I worked in a restaurant in a local mall for many years. As you can imagine, I have lots of great stories from that job, but my favorite story happened one Christmas about 25 years ago. One of the waitresses was a local college student who had started with us over the summer. In September, her father was transferred to Colorado and the whole family moved with him. All except for Marianne. She was enrolled in a local college and working at the restaurant so she moved in with a family friend and waved her parents, brother and sisters good-bye as they boarded a plane for Denver. She worked hard both at school and at her job. She always had a melancholy air about her and talked constantly of taking a plane to visit her family over Christmas break. As the holidays approached, she tried to book a flight home. She could only leave on either the 23rd or 24th as she had exams and then wanted to work as many shifts as possible while the restaurant was still busy and people were in a generous tipping mood. Mare (as we called her) knew that by January, customers would not tip as well as they would before Christmas and she would still have books to buy for the spring semester. Unfortunately, all the flights were booked and she was put on stand-by. She was not given much hope since flights to Denver can fill up a year in advance with all those Christmas ski vacation packages that are offered.

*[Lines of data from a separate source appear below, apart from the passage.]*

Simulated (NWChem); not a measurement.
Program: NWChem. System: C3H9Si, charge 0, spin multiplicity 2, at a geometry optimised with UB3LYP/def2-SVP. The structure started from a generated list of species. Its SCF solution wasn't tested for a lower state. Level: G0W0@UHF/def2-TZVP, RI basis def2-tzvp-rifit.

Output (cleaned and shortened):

When she came to work that evening after calling the airlines, she looked so sad. Mare continued to the back of the restaurant to hang up her coat and check in. It was only 5pm, but mall employees would be coming in for their dinner break. Our first customer was the mall Santa. He just wanted a quick sandwich (nothing that would make a mess in his beard as he wasn’t allowed to be out of costume as long as he was inside the mall). The hostess led him to a table in Mare’s station. “Santa should bring a smile to her face”, she said as she winked at me. As Mare tied her apron on, the hostess told her she had a special customer waiting for her. Within a few minutes, Mare returned to the serving area with an incredulous look on her face. “The guy is nuts!” she whispered to me. “He really thinks he is Santa. He told me that I would get home for Christmas if I just believe. I hope she doesn’t seat him in my station again, he’s kinda creepy.”
Santa came in a few times a week for dinner right up until Christmas Eve. If Mare was working, he would smile at her and ask if a flight had opened up yet. She would shake her head but Santa would only smile and say, “you’ll be home for Christmas, I promise.” Talk about staying in character!
Each time I saw Mare I would ask her if she had gotten a ticket home. Each time she would answer, “no”, with tears close to her eyes. We all invited her to our family gatherings to let her know that she wouldn’t be alone, but it was no use. The kid just wanted to be with her family for Christmas.
December 23rd – Mare bounded through the restaurant doors with a huge smile on her face gave everyone a hug. It turns out that there had been one cancellation and a ticket was available for the next afternoon! She would be sipping eggnog with her parents within 24 hours. As she turned around, there was Santa standing in the doorway, waiting for a table to eat his early dinner. When he saw her smiling, he laughed a big Santa laugh and said, “Just like I promised! Always believe!” I’ve never looked at a mall Santa the same again even after all these years.
It was easy to believe in Santa as a kid. It’s such a great story of a kind old gentleman who brings presents and Christmas joy. Yet, so many don’t want to believe in the original Christmas story of a kind God who brings us the present of His own Son and the joy of salvation. Why is one story harder to swallow than the other? Is childlike faith something that is reserved for childhood only?
I think of Mary, who was given an impossible job by an impossible visitor – and she
believed with a childlike faith
I think of Joseph, who was told to marry the girl and raise a child who was not his own – and he believed with a childlike faith.
Imagine the shepherds blinded by the glory of God, a sight that must have terrified them – and they believed with a childlike faith.
The Magi who found the signs that they had sought for generations – and they believed with a childlike faith.
Churches all around the world will this month be celebrating the incredible story of a baby who would pave a way that all may choose to follow. If you listen, you will hear the story of a God who reached down through eternity to lift us up in His hands.
“We believe it is through the grace of our Lord Jesus that we are saved.”
I remember peeking out my bedroom window on Christmas eve to see if any reindeer had landed in my front yard. I fully expected to see them! I also remember scanning the night sky hoping to see a star brighter than any other. I believed then. As I look back, I can see that to believe in the impossible is not just a Christmas story but a Christian story and sometimes it can be understandably hard to accept it all. Yet, just today I spoke with a friend who has been fighting with God all his life. I have been praying for him, praying that he would experience the peace that comes with surrender to God. Today he told me that he had surrendered his life to God and has never been happier. It has been a hard battle for him but it is not over. We all fight some degree of this battle every day.
“I do believe, help me overcome my unbelief!”
It is not an uncommon thing to struggle with belief. This Christmas, as we struggle with the difficult circumstances in our lives that make the road ahead look impossible, think of Mary’s faith, Joseph’s obedience and the awe of shepherds and magi. They made a choice to believe and let that choice steer their lives from that day forth.